In the field of materials design, machine learning techniques have been used to develop data-driven models for optimizing material properties. The performance of the model can be sensitive to the choice of optimization algorithm, making optimizer selection a challenging task. In recent years, there has been a transition in optimization from hand-designed to learned features, with the learning to optimize (L2O) approach attempting to learn the optimization conditions itself. While many studies in the field of L2O have demonstrated good performance on a specific task distribution, they often suffer from poor generalization to other distributions.

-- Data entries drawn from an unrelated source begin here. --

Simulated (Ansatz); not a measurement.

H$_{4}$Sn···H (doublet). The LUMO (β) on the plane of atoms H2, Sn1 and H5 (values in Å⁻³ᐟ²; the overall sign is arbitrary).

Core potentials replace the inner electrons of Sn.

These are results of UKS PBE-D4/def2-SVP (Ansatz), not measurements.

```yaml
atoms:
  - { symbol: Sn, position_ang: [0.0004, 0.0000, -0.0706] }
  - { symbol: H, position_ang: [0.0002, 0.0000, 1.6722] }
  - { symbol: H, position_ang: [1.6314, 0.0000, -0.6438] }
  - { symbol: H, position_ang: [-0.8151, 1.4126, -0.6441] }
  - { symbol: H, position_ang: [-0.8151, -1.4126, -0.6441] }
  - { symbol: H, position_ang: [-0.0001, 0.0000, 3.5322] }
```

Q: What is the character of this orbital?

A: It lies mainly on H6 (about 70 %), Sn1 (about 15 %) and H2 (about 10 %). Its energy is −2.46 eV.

In materials design, the availability of training data can be limited due to the expense of prototyping or detailed simulations. This can make it difficult to achieve convergence of the learned features, which may require large amounts of data. To address these issues, we propose a new approach called "Learning to Choose Optimizers" (L2CO). Our method allows a meta-learner to select from a range of static, well-established optimizers at test time. This enables the system to adapt to different task distributions and enhance generalization performance by switching to a different optimizer as needed. In this proof-of-concept study, we train our model offline on a diverse set of benchmark loss-functions and apply a range of gradient-based, population-based, and probabilistic model-based optimizers. We take inspiration from recommendation systems to identify the most appropriate optimizer for an unseen test problem, and in the online stage, the meta-learner is able to choose and switch optimizers during training.
The potential of this approach is demonstrated by comparing its performance to classical optimizers and established L2O-architectures on benchmark loss-functions and simple material design studies. The results suggest that L2CO has the potential to be a useful tool in the field of materials design, and we make our code and documentation available as open-source resources using the f3dasm framework.